Page MenuHomePhabricator

Test RAID monitoring on new RAID PERC 755 controllers
Open, MediumPublic

Description

We are getting a new RAID controller PERC 755 which needs to use perccli64 instead of megacli as a tooling to interact with RAID/BBU.
To make sure our automatic raid monitoring + phabricator task creation works out fine we'd need to pull out a disk of one of the new hosts and check if the alert+task work as expected.

We can use db1206 as a testing host in January.

Once we are ready to do this, we need to ping eqiad DCOps, not tagging them for now until we are ready from our end to arrange a date/time.

Event Timeline

Marostegui changed the task status from Open to Stalled.Dec 13 2022, 8:52 AM
Marostegui triaged this task as Medium priority.
Marostegui moved this task from Triage to Blocked on the DBA board.

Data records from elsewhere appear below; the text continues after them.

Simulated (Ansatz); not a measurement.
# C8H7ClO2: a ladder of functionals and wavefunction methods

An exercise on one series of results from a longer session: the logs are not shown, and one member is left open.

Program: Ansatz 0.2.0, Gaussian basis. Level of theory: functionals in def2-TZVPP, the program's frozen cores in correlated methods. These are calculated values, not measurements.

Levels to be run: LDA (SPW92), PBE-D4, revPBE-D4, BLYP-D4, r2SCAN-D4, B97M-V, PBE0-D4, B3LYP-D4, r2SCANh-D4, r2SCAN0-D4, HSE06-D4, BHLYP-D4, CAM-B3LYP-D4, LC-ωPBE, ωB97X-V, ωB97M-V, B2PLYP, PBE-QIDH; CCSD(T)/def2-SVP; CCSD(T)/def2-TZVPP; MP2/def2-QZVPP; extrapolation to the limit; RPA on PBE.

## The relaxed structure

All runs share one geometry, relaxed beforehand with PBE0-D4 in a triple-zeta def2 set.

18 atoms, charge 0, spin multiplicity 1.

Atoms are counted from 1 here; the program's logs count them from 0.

Stalling until we are back from end of year holidays and production freeze.

Marostegui moved this task from In progress to Blocked on the DBA board.

Mentioned in SAL (#wikimedia-operations) [2023-01-10T22:09:42Z] <marostegui@cumin1001> dbctl commit (dc=all): 'Depool db1206 T325046', diff saved to https://phabricator.wikimedia.org/P42980 and previous config saved to /var/cache/conftool/dbconfig/20230110-220942-marostegui.json

Marostegui changed the task status from Stalled to Open.Tue, Jan 10, 10:10 PM
Marostegui reassigned this task from Marostegui to Jclark-ctr.
Marostegui added a project: ops-eqiad.
Marostegui moved this task from Blocked to In progress on the DBA board.
Marostegui added a subscriber: Jclark-ctr.

@Jclark-ctr we want to test that the RAID monitoring works fine. Can you pull out a hard disk from db1206 and leave it out until we get the degraded RAID task created? (I can let you know when that happens).
The host is depooled, so you can go ahead and do it whenever you want.

@Jclark-ctr could you provide a rough timeline on when we could expect this to happen? Thanks!

Talked to John about it, we'll try to get it done this week :)

Pulled drive will advise when it can be reinserted

@Volans @MoritzMuehlenhoff so the task about the degraded RAID gets created correctly (T327902). It would be nice to get the usual output where you get the disk that failed like in the previous tasks with the old controller.
Is that something we can fix to work with this new one?

@Volans @MoritzMuehlenhoff so the task about the degraded RAID gets created correctly (T327902). It would be nice to get the usual output where you get the disk that failed like in the previous tasks with the old controller.
Is that something we can fix to work with this new one?

Yeah, I'll look into that in the next days.

Thanks Moritz, do you need the disk to be left out?

We chatted on IRC and we are leaving the disk on a failed state for now until @MoritzMuehlenhoff is done with his tests.

Thanks Moritz, do you need the disk to be left out?

Yeah, let's keep it for a few days, so that I can use it to test the additional output for the alert.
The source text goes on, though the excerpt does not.